Executing a J-Turn
A J-turn is a reverse 180-degree spin that requires a deft hand and good coordination at each step of the move. The key to a good J-turn is how quickly you ‘whip’ the steering through the 12 o’clock position to initiate the spin, and how efficiently you unwind that steering to complete the move.
To achieve both these goals, I hold the wheel at ten o’clock with my right hand and look over my left shoulder, or vice versa in a left-hand drive car, so that I can yank it through 12 o’ clock with plenty of force and apply enough lock to swivel the nose of the car. At the end of the move, it’s easy to return my hand to its original position so that I know the fronts are pointing straight again.

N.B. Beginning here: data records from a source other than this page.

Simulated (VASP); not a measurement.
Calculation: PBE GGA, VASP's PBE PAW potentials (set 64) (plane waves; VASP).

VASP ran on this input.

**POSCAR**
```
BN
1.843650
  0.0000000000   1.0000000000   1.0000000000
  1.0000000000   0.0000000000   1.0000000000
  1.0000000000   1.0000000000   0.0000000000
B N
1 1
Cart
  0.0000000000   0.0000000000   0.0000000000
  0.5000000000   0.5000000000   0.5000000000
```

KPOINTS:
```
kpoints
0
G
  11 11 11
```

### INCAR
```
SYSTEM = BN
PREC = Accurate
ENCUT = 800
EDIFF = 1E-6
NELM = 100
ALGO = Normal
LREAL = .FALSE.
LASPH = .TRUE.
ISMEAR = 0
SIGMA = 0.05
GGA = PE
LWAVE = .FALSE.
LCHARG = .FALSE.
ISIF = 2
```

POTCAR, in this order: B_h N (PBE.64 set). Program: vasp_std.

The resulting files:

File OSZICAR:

To start a J-turn, stop the car, select reverse and observe the view through the rear screen to check it’s clear. There needs to be enough space to accommodate the length of the car when it spins, so you should line up in the centre of that space and fix your sights on an object in the far distance to ensure that you drive straight.
Position your steering hand at 10 o’clock, or two o’clock for a left-hand turn, and reverse quickly so as to load the suspension. Up to a minimum speed of 20mph works, but ideally around 40mph ensures that the fronts will skid when you want them to.
Once you’re up to speed, lift off the accelerator and crank the steering to the right from 10 o’clock to about four o’clock and put the clutch in. The car will spin on its axis. If you don’t steer fast enough initially the nose of the car won’t spin, it will grip, causing you to head off in a new direction. Brake before you hit something.
To give it a little extra, I tilt the suspension by gently turning the steering a tad in the wrong direction before throwing it sharply the other way.
As the car’s nose makes its way past 90-degrees, you should be looking through the windscreen and steering the wheel through to the left. This helps the car rotate a full 180-degrees into its new direction.
Calmly move the gear lever from reverse to second and drive away. Failing to do this will result in some disagreement between your transmission and the road over which way each one should be going.
Don’t rush the gears. As long as the clutch pedal is pushed in you can take your time moving out of reverse and just drop into second when the car is pointing straight. Autos are even easier. Practise the move from reverse to second whilst stationary; it gets more complicated when you’re mobile unless you’re an octopus.